Last Friday, President Bush challenged Sen. John Kerry: "My opponent hasn't answered the question of whether, knowing what we know now, he would have supported going into Iraq." On Monday, pressed by a reporter to answer Bush, Kerry said, "Yes, I would have voted for the authority. I believe it was the right authority for a president to have."
Bush argues that this is yet another Kerry flip-flop and that Kerry now endorses Bush's war. At a campaign rally on Tuesday, Bush asserted,
My opponent has found a new nuance. He now agrees it was the right decision to go into Iraq. After months of questioning my motives and even my credibility, Senator Kerry now agrees with me that even though we have not found the stockpile of weapons we believed were there, knowing everything we know today, he would have voted to go into Iraq and remove Saddam Hussein from power.
Does Kerry now agree with Bush's decision? Would Kerry have gone into Iraq? Would he have voted to give Bush the authorization had Kerry known what he now knows about the absence of WMD and about how Bush would use the authorization?
The answer, if you look closely at Kerry's statements over the past three years, is no. But Kerry refuses to make this clear, so let's go to the videotape—specifically, a 12-minute videotape of Kerry's statements, compiled by the Republican National Committee and posted on the Web. These statements, in the RNC's judgment, make the strongest case that Kerry has flip-flopped on Iraq.
The first significant clip shows Kerry on The O'Reilly Factor on Dec. 11, 2001. "We ought to put the heat on Saddam Hussein," he says. Kerry adds that when U.N. weapons inspector Richard Butler provided evidence that inspections should continue, "I criticized the Clinton administration for backing off of the inspections."
Summary: Kerry wants pressure and inspections.
The next significant clip shows Kerry on Hardball on Feb. 5, 2002. The host, Chris Matthews, asks Kerry whether Iraq "can be reduced to a diplomatic problem—can we get this guy to accept inspections of those weapons of mass destruction potentially and get past a possible war with him?" Kerry answers: "Outside chance, Chris. Could it be done? The answer is yes. He would view himself only as buying time and playing a game, in my judgment. Do we have to go through that process? The answer is yes."

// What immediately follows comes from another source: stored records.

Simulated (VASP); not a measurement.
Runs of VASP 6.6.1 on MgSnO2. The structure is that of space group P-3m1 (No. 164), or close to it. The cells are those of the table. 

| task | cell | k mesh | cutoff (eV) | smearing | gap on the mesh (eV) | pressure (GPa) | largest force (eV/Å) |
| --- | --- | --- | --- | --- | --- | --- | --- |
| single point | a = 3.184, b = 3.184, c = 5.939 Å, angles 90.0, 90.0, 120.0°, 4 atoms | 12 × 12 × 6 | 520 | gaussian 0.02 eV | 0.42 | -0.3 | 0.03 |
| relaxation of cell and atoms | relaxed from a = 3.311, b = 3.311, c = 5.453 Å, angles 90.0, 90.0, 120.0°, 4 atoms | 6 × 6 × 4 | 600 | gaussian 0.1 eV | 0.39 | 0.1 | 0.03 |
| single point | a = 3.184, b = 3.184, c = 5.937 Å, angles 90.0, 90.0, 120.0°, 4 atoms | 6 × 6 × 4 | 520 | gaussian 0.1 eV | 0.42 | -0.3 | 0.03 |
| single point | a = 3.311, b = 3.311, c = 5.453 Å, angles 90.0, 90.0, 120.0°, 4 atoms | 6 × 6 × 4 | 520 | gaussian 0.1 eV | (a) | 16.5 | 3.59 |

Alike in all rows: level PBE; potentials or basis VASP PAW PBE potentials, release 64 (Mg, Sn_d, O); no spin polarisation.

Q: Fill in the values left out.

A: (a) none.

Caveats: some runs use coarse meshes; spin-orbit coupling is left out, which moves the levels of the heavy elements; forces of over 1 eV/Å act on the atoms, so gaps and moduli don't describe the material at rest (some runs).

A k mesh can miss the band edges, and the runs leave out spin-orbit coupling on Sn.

Summary: Kerry doubts Iraq would comply with inspections, but he thinks we have to go through the process of trying.
The next significant quote comes from Kerry's speech to the Democratic Leadership Council on July 29, 2002. "I agree completely with this administration's goal of a regime change in Iraq," Kerry says. He calls Saddam a "renegade" who has betrayed the terms of his 1991 cease-fire. However, the RNC omits Kerry's next two sentences: "But the Administration's rhetoric has far exceeded their plans or their groundwork. In fact, their single-mindedness, secrecy, and high-blown rhetoric has alienated our allies and threatened to unravel the stability of the region."